One of the most useful and janky internal tools we have in Buttondown’s codebase is a codegen pipeline called “autogen”. There is nothing “auto” about autogen: it is a series of scripts that munges a bunch of data into a bunch of different formats, to generate things like our API clients and code snippets and storybooks. Some of this data is stateful, and therefore requires a database, and therefore requires migrations — you see how this kind of thing can grow somewhat labrynthine.
Each individual script is pretty simple, but as we’ve found more and more things to glom onto autogen. This, to be clear, is a good thing. It’s really nice to have automatic, consistent data and types everywhere, so that we literally cannot change the API without also pushing a concomitant change to the API docs. With each glom, though, the wall-clock time of running autogen increases — and so I found myself staring down the barrel at a 50second script running whenever we wanted to make any sort of non-trivial change to our schema.
Fifty seconds was too many seconds. I set a budget of ten seconds — still a long time, but significantly less onerous — and began digging in at low-hanging fruit. There was a lot. A few that come to mind:
- We split up our
vite
config so we could only run the portion that we needed (cross-piling and minifying our CSS bundles; - We disabled all Sentry and perf-tracing stuff that was getting enabled as part of the standard build;
- We no-oped all of the Python-land data generation if it was already there, since that stateful data didn’t change very often.
This was all great, but we were still left with 15 seconds of wall clock time. Profiling each individual cog in the script revealed that the problem was essentially “it’s Python”: four items in the script ran Django commands, and just spinning up the Django process and running autodiscovery took around two seconds. Ouch!
The impulse was to cut down that runtime. A great post by Adam led us to discover the biggest culprit was our Stripe imports, and we timeboxed a bit of time to try and get rid of them, either by deferring the imports or excising the library; neither seemed particularly feasible.

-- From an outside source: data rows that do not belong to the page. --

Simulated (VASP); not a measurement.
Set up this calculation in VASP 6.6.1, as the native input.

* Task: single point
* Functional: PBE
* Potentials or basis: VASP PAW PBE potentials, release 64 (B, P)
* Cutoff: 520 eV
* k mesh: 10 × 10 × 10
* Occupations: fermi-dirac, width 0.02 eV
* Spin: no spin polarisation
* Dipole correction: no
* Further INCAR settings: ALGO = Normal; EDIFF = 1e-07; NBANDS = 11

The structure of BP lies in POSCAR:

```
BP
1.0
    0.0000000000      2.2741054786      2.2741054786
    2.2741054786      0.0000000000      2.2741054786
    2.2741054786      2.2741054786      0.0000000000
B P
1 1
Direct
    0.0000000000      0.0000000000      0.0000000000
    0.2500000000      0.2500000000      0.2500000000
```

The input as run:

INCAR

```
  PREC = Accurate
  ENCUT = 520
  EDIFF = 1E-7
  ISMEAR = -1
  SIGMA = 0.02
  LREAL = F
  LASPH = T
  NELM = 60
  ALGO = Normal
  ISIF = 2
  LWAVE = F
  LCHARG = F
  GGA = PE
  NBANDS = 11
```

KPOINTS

Then, suddenly, the answer seemed obvious. If we have four scripts where the fixed cost of invoking Django is the long pole, why not simply combine the scripts?
And that’s exactly what we did:
if len(sys.argv) > 1 and "," in sys.argv[1]:
commands = sys.argv[1].split(",")
original_argv = sys.argv.copy()
for command in commands:
sys.argv[1] = command
execute_from_command_line(sys.argv)
sys.argv = original_argv
else:
execute_from_command_line(sys.argv)